Adversity was something the men from Down Under knew nothing about, or at least they made it seem that way. The side was filled with such quality players era upon era that over time it resulted in an unnerving self-confidence capable of taking down any rebel that dared challenge them. It did not matter whether it was the fearsome Pakistan pace attack in 1999 or a defiant India in 2003 – the Aussies were here to slaughter and win. If a Richie Benaud departed, Dennis Lillee was waiting in line. The Waughs gave way to the Pontings and Haydens of the world and the domination continued. From 1995 to 2005, Australia had an unfathomable winning percentage of 70 in ODIs, by far the best in the world. In fact, even during T20Is’ infancy, the Kangaroos managed to win two Champions Trophies, conquer the Test mace, and the 2007 50-over World Cup triumph was their third on the trot.
Yet, when it came to T20Is, the same confidence seemed to wane. In the longer formats, you could lose a phase or two but in the overall scheme of things, the quality more often than not shone through. But not here, not in the game of moments. T20 cricket condensed the entire sport and gave greater relevance to small but meaty contributions over sustained quality, thus challenging the entire hallmark of Australian success. Since 2005, Australia continue to have the best winning percentage in ODIs by a considerable margin. They have emerged triumphant in a commendable 65% of all their completed encounters – to put that number into context, all the other Test-playing nations have a combined success rate of just 44%, a remarkable 21-point difference. However, in the T20I standings, the Aussies rank a meagre sixth in the win/loss ratio department amongst the top ten, with better records than only Bangladesh, Sri Lanka, New Zealand and the West Indies.
The fall from grace can at large be attributed to the Australians’ inability to adapt to foreign conditions and mould their teams accordingly in the shortest format of the game – an attribute they have historically prided themselves on. The Kangaroos have shown a clear reluctance to field specialist spinners through huge chunks of their T20I journey which has cost them big in the subcontinental conditions. Consequently, the team has lost more games than they have won away from their home island in T20Is, a statistic unheard of for Australia in cricket. What is even more mindboggling is the fact that in the same period, they have won over 66% of their away ODIs, even experiencing a significant uptick from their record in the previous decade where they emerged victorious in around 59% of their away clashes.
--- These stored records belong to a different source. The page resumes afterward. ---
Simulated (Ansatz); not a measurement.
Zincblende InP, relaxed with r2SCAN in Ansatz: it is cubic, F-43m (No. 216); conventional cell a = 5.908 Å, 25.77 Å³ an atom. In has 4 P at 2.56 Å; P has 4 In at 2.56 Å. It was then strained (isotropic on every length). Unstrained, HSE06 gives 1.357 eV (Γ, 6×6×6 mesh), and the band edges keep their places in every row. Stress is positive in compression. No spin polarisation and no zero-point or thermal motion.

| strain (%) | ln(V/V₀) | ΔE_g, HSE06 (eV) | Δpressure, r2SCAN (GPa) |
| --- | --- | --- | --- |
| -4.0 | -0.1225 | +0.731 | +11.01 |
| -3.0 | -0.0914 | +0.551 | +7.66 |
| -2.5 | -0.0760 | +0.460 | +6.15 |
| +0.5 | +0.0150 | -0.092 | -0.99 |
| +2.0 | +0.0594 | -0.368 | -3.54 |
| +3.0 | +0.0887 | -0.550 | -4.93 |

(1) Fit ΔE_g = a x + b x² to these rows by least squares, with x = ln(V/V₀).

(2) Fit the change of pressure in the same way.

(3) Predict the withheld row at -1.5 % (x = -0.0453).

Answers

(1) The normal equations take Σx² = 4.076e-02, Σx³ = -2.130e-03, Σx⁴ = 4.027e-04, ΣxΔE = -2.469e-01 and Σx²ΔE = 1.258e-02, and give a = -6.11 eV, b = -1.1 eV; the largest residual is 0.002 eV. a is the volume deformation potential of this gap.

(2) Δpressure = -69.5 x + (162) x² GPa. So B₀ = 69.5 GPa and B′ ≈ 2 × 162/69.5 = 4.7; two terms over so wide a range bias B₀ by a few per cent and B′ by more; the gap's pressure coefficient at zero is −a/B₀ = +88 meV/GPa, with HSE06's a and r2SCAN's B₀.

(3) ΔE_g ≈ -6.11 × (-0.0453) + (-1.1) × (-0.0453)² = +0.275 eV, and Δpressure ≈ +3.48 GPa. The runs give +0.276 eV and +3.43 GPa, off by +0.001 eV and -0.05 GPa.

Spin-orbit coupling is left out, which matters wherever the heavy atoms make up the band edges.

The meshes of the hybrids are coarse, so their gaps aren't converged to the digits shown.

Could the team’s lackadaisical numbers be put down to just on field failures though? Over the years, the Green and Golden Army made it a habit to invade all their rivals in the cricketing fraternity and turn on the style with stunning displays of bravado. Yet, come T20s, and the switch had flicked. All of a sudden, they were not the all-conquering emperors anymore but an XI of mortals that could be overwhelmed time and again. The subdued subjects had rebelled and changed the game forever. When the vanquished couldn’t throw the Kangaroos off their throne, they simply built a new kingdom of their own where the royals just became one of them. The narrative that kickstarted with ‘Anybody but Australia for the Cup’ gave way to repeatedly ‘Rejoicing at Australia's exit’.
In ODIs, however, the power dynamics sustained. There was a clear emperor, and they had an advantageous record over all the rivals between 2005 and 2009. Yet, come T20s, and the Tigers and Kiwis were the only ones who bowed down to the fallen while the others rejoiced in vendetta. The Kangaroos even lost, the only T20I they played, to Zimbabwe – that too on the big stage, in a World T20. Clearly, the combatants in the cricketing fraternity had sniffed a chink in the armour and they were ready to shove in their spears.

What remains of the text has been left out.